It’s official: Embattled Canadian exchange QuadrigaCX enters bankruptcy

Canadian cryptocurrency exchange QuadrigaCX has been declared bankrupt following a failed attempt to restructure the firm, the latest development in their high-profile struggles in recent months.

The controversial Canadian platform, which reportedly lost access to hundreds of millions of dollars of client funds, was formally declared bankrupt in a court Nova Scotia following a recommendation from court monitor Ernst & Young, CBC reported.

Restructuring will now proceed under the Bankruptcy and Insolvency Act, rather than the Companies’ Creditors Arrangement Act as originally envisaged. The ruling, petitioned by the professional services firms, now means Ernst & Young will act as trustee, with powers to require documentation and other evidence, including witness testimony.

The ruling was also accompanied by a separate asset preservation order against Jennifer Robertson, the wife of the firm’s ex co-founder, Gerald Cotten, as well as his estate. The order prevents the transfer or sale of any assets currently under their ownership.

The exchange is reported to owe some $195 million to its customers, with around 115,000 people still out of pocket since the death of its founder

Cotten reportedly died while travelling in India, causing widespread concern and sympathy for his family and colleagues at QuadrigaCX. However, suspicions were raised when it was revealed the firm was unable to recovery holdings stored in some cold wallets—because they had no access to the private keys.

Despite pledging to search for the private keys, QuadrigaCX executives have so far been unable to recover the data, effectively locking the holdings and freezing out those who are owed money from the exchange.

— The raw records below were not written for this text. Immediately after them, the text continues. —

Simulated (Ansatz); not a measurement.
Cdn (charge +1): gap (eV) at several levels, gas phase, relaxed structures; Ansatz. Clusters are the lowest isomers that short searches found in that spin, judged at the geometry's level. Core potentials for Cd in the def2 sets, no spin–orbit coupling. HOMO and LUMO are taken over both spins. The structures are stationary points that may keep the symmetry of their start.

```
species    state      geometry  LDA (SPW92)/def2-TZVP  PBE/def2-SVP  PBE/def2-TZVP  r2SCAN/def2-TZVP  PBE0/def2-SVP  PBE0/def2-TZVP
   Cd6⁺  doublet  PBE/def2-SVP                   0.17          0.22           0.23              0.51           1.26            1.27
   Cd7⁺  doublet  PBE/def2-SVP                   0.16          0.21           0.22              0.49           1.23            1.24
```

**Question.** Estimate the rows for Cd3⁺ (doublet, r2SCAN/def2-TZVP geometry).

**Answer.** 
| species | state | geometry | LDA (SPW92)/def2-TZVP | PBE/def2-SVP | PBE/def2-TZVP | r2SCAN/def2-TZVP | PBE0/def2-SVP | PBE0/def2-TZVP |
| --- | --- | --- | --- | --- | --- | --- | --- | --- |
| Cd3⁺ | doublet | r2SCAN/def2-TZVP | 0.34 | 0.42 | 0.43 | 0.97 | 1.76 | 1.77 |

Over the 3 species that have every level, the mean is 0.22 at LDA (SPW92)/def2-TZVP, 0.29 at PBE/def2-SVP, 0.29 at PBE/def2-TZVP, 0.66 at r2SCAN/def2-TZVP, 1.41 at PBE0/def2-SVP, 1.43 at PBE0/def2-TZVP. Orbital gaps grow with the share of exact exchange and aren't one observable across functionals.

The asset preservation order in particular has given cheer to those who remain skeptical about the official line, with a number of online commentators raising questions over the official account of Cotten’s death. The case has gripped the Bitcoin community in recent months, the latest demonstration of the pitfalls of poorly regulated crypto markets.

While doubts over the official account remain, Tuesday’s ruling should ensure the most thorough investigation into the firm’s affairs to date, in a bid to recover money owed to creditors.